Hi Alexei,
On Thu Jun 5, 2025 at 6:09 PM CEST, Alexei Starovoitov wrote:
On Thu, Jun 5, 2025 at 12:35 AM Alexis Lothoré alexis.lothore@bootlin.com wrote:
Hi Ihor,
On Wed Jun 4, 2025 at 7:31 PM CEST, Ihor Solodrai wrote:
On 6/4/25 2:02 AM, Alexis Lothoré wrote:
[...]
Thanks for the details ! I have missed this possibility, as I have been assuming that DWARF info was exposing the needed info. I'll take a look at it, but if those attributes can not be represented by DWARF, I'll have to find another way of getting those packing/alignment modifications on data type (eg: re-use/share btf__align_of from libbpf, as suggested by Andrii, but it may not able to cover all cases).
Not sure all the trouble is worth it. I feel it's a corner case. Something we don't need to fix.
TBH I don't own any specific use case really needing this handling, so if it does not feel worth the trouble, I'm fine with not trying to support this. My effort is rather motivated by the goal of aligning the ARM64 features with other platform, and so of getting rid of tools/testing/selftests/bpf/DENYLIST.aarch64.

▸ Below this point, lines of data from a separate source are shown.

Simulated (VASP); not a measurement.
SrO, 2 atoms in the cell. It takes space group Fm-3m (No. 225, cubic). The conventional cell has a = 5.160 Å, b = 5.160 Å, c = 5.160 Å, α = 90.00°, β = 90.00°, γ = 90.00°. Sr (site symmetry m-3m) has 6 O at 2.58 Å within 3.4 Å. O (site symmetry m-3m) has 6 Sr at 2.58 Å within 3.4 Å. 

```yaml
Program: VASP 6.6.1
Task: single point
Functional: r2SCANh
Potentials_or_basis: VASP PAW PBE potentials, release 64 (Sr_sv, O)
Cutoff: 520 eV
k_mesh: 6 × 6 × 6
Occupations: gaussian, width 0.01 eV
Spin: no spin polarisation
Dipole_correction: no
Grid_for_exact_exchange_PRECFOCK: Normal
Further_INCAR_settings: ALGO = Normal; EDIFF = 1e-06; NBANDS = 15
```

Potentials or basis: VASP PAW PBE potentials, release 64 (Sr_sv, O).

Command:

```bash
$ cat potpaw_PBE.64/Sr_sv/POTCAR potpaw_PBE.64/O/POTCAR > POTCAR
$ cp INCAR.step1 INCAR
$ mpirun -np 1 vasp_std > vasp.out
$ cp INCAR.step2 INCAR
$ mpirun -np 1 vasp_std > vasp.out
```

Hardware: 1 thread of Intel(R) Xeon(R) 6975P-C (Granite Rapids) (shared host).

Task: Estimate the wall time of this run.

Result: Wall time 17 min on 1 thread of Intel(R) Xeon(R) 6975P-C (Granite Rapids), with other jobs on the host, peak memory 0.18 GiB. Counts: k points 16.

For the record, this effort also showed that the same kind of issue affects other platforms already supporting many args + structs passed by value ([1]) - structs alignment with specific alignment constraints are not specifically handled (eg: a struct with an __int128 as a top-level member, leading to a 16 byte alignment requirement) - packing and custom alignment is not handled
From there, I could do two different things: 1. do nothing, keep ARM64 as-is with the current version which has been recently merged: ARM64 then denies attachment to any function trying to pass a struct by value on stack. We keep the tracing_struct tests denied for ARM64. Other platforms still allow to attach such functions, but may be parsing wrongly arguments in those specific cases. 2. add the constraint applied on ARM64 (refusing attachment when structs are passed through stack) to other JIT compilers. Then update the tracing_struct test to ensure this specific case is properly denied on all platforms to avoid risking reading wrongly arguments passed through stack when structs or large types are involved.
I tend to think 2. is better, but let me know if you have a different opinion here.